So it’s official. The Palestinians are going to the U.N. Security Council next week to seek full membership of the United Nations for a Palestinian state.

They know they will face a U.S. veto and will have to take their case to the U.N. General Assembly, which cannot grant statehood. The 192-nation General Assembly would have to consider upgrading the Palestinians’ representation from an “entity” to a “non-member state” — a measure certain to be approved.

There are two disasters looming here. The first is for U.S. foreign policy, which supports a two-state solution for Israel and Palestine. So a veto would be an illogical negation of that policy — unfortunately, something that happened once before in the U.N. Security Council last February. But the second is for the Palestinian people. How will their lot be improved? The fact is that it won’t, without negotiations with Israel.

Palestinian Authority President Mahmoud Abbas argues that recognition would mean that Palestine “would be negotiating from the position of one United Nations member whose territory is militarily occupied by another, and not as a vanquished people."

Yet this decision by the Palestine Authority is heavy with international implications. It will provoke a new crisis in the Middle East, and probably a harsh backlash from Prime Minister Benjamin Netanyahu, who is already feeling the chill of isolation from Israel’s neighbors. It would throw up legal issues regarding the status of Hamas-ruled Gaza and the Palestinians’ right of return.

There is still time to avoid a debacle next Friday, when world leaders will be at the U.N. There is nothing like a deadline to focus minds, and U.S. and Quartet diplomats have been holding urgent talks in the region on a way out. The Palestinians say that they are prepared to envisage a “credible” alternative to the U.N. Security Council move. But it is hard to see whether a deal — whose outlines have been known for years — can be snatched under such pressure before the end of next week.
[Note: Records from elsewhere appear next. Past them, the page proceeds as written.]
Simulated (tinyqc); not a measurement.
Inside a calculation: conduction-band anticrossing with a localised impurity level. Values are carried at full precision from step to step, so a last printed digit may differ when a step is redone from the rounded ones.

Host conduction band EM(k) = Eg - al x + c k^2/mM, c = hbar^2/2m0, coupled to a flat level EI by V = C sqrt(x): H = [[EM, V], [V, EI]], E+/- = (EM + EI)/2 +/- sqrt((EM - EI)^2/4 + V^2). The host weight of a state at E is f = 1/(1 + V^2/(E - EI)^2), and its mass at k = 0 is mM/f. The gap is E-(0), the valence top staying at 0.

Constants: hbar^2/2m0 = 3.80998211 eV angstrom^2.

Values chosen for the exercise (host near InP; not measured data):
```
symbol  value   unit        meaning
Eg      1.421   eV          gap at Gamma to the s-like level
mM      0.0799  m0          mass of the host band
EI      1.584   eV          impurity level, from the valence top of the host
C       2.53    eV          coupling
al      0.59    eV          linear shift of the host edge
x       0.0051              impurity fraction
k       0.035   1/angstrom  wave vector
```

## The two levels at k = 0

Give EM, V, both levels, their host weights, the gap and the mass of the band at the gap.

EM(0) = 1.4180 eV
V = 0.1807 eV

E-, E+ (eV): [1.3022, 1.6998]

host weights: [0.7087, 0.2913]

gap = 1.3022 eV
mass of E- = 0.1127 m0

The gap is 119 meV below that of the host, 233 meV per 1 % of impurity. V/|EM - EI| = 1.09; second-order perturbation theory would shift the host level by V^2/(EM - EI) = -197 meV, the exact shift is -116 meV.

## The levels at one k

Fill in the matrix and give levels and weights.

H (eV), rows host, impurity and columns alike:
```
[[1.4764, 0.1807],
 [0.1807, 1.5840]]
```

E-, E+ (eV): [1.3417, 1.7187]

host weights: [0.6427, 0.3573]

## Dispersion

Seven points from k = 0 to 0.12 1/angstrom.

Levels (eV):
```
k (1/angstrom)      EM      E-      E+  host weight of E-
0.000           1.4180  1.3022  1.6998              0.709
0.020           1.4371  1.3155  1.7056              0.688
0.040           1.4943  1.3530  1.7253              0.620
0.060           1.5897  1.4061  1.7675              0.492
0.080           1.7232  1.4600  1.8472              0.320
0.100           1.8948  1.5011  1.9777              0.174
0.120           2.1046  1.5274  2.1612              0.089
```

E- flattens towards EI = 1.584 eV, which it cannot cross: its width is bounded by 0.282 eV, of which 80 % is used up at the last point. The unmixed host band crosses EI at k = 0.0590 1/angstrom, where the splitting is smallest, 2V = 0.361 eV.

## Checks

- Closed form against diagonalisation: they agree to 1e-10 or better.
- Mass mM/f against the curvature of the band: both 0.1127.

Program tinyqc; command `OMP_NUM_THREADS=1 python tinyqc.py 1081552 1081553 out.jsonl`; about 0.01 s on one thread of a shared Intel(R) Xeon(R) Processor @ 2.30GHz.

The key thing now is to avoid that U.S. veto. Prince Turki el-Faisal of Saudi Arabia, the former ambassador to the U.S., writing in The New York Times this week, said that a veto would have “profound negative consequences.”

“In addition to causing substantial damage to American-Saudi relations and provoking uproar among Muslims worldwide, the United States would further undermine its relations with the Muslim world, empower Iran and threaten regional stability. Let us hope that the United States chooses the path of justice and peace.”